Global Broadband Rankings – what’s really important?
Is the United States lagging behind other countries in broadband deployment? Are we making progress or losing ground in the effort to ensure every American has access to high-speed Internet?
The Information Technology and Innovation Foundation’s conference tomorrow will focus on these questions during a discussion on world broadband rankings.
It’s hard to know whether the recent OECD or FCC rankings are reflective of the global broadband landscape. But what’s more important is that these statistics highlight a tremendous opportunity for us to make great progress in the next few years. And what matters most in this debate is what the United States is doing to speed the deployment of high-speed Internet to all Americans.

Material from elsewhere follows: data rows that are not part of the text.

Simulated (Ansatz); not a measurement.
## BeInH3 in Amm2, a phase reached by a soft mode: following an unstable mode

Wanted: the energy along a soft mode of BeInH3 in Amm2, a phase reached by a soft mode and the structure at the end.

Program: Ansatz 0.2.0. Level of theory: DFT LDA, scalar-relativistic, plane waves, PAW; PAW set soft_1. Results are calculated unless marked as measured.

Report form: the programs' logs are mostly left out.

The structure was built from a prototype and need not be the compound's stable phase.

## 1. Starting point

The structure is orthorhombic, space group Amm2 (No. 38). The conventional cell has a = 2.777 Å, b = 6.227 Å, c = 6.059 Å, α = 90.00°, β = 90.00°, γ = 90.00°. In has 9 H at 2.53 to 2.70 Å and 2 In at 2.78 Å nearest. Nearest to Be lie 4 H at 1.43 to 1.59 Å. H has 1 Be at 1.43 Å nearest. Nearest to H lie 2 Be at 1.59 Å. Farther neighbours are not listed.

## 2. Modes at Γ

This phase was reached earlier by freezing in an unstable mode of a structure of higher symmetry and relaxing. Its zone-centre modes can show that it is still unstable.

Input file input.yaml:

Broadband has moved far beyond a luxury. It’s the foundation for future economic growth and advances in education, health care and entertainment. Broadband service providers see the tremendous potential in this medium and are spending billions of dollars to upgrade the nation’s infrastructure, creating the capacity that new, bandwidth hungry applications will demand.
We need to back up this private sector effort by developing a national broadband policy that encourages public-private partnerships and gives companies an incentive to invest in broadband deployment. Minimal government regulation and letting the free market and consumer demand guide the Internet’s development has worked up to now to bring us today’s competitive, innovative communications marketplace. We should let those strategies keep working.
Arguing about where America truly ranks in global broadband deployment accomplishes little. Let’s focus our energy on getting everyone connected to the communications technology of the 21st century.